By Rudolphe Gautier (Baker McKenzie Switzerland)

I.              Corporate liability deriving from criminal activity

1.             Nature of the liability (criminal, administrative) and basis (crimes committed by directors or representatives, in the interest of or for the advantage of the company)

According to the Swiss Criminal Code

Since 21 March 2003, the Swiss Criminal Code (SCC) has been imposing criminal liability on companies. Previously, only the managers, board members or the employees of the company could be prosecuted for criminal offenses.

Under Swiss criminal law, a company will assume liability when the link between the offense and its lack of organization is demonstrated by the criminal authorities. Furthermore, the offense must be committed by an individual who has committed the subjective and objective parts of the offense. Additionally, the offender must have acted while with the company and in the exercise of commercial activities in accordance with the objectives of the company. Note that their position within the company does not matter (employee, manager, board member, etc.).

It is only when these three conditions have been met that corporate liability may be deemed to exist.

Article 102 of the SCC provides for two types of criminal liability for companies:

  • According to the principle of subsidiary liability, companies may be held liable for criminal offenses if it is not possible to attribute this act to any specific person. According to Article 102 § 1 of the SCC, such liability only exists if: (i) a felony or misdemeanor is committed within a company; (ii) it is done in the exercise of commercial activities in accordance with the objectives of the company; (iii) it is not possible to attribute this act to any specific individual; and (iv) it is due to the inadequate/inefficient organization of the company.
  • Primary liability is levied for certain offenses exhaustively listed in Article 102 § 2 of the SCC (Articles 260ter, 260quinquies, 305bis, 322ter, 322quinquies or 322septies paragraph 1 or 322octies). It provides that the company is responsible if it fails to take all the reasonable organizational measures that were required in order to prevent such an offense.

It should be noted that primary liability is independent of and parallel to the liability of the offender, who is the individual liable for the offense. The company may only be deemed liable when it fails to take the adequate organizational measures.

The Swiss Federal Supreme Court confirmed in a recent decision[1] that corporate criminal liability is only possible where all objective and subjective requirements for the punishability of the underlying criminal law offense by the offender (individual) are fulfilled, regardless of the sanction of the accused individual. This means that the offender must have acted intentionally (or at least must have known that the offense could transpire).

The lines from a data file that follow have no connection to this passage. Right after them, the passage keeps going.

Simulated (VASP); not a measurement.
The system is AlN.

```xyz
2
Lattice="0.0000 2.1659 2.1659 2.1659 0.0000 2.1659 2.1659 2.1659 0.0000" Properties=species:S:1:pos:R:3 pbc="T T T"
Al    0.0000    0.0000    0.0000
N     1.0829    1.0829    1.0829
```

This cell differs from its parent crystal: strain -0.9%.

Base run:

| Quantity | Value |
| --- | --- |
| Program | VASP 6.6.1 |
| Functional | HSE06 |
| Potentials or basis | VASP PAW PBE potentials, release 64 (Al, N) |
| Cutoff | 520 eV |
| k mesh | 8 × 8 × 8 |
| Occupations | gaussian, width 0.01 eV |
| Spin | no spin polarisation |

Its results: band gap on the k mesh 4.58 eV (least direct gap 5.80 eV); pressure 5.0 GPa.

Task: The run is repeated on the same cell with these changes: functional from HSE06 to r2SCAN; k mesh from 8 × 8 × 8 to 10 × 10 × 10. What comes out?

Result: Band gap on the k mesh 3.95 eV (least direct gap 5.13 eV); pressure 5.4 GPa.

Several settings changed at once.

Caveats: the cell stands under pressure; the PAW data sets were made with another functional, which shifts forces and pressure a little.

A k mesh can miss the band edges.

Additionally, Swiss law expressly requires the prosecuting authorities to prove the lack of proper organizational procedures to prevent the commission of the offense.

Hence, the company may only avoid primary liability if it proves that it took all necessary reasonable organizational measures to prevent the commission of the offense, in particular with regard to the choice, the supervision and the instruction of its staff. These measures vary, depending on certain risk factors such as the business place or the business activity.

According to criminal administrative law

Article 7 of the Criminal Administrative Code (CAC) provides that a company can be ordered to pay a fine (not exceeding CHF 5,000) if the necessary investigations of the accused individual are disproportionate to the incurred penalty. Article 49 of the Financial Market Supervision Act (FMSA) provides for the same, but the maximum fine may amount to CHF 50,000 in this case.

This system does not assume that there was a lack of organization in the company and/or that identifying the offender is impossible. Hence, criminal liability in Article 7 of the CAC or in Article 49 of the FMSA is liability without fault.

Please note that the liabilities of Article 102 of the SCC and Article 7 of the CAC/Article 49 of the FMSA are parallel, as they do not regulate similar situations. Indeed, Article 7 of the CAC/Article 49 of the FMSA authorize, for reasons of procedural efficiency, holding the company responsible. Article 102 of the SCC allows the authority to blame the company for its lack of organization. Therefore, Article 102 § 1 of the SCC will be applicable when it is impossible to identify the offender, pursuant to Article 7 of the CAC/Article 49 of the FMSA due to a lack of organization.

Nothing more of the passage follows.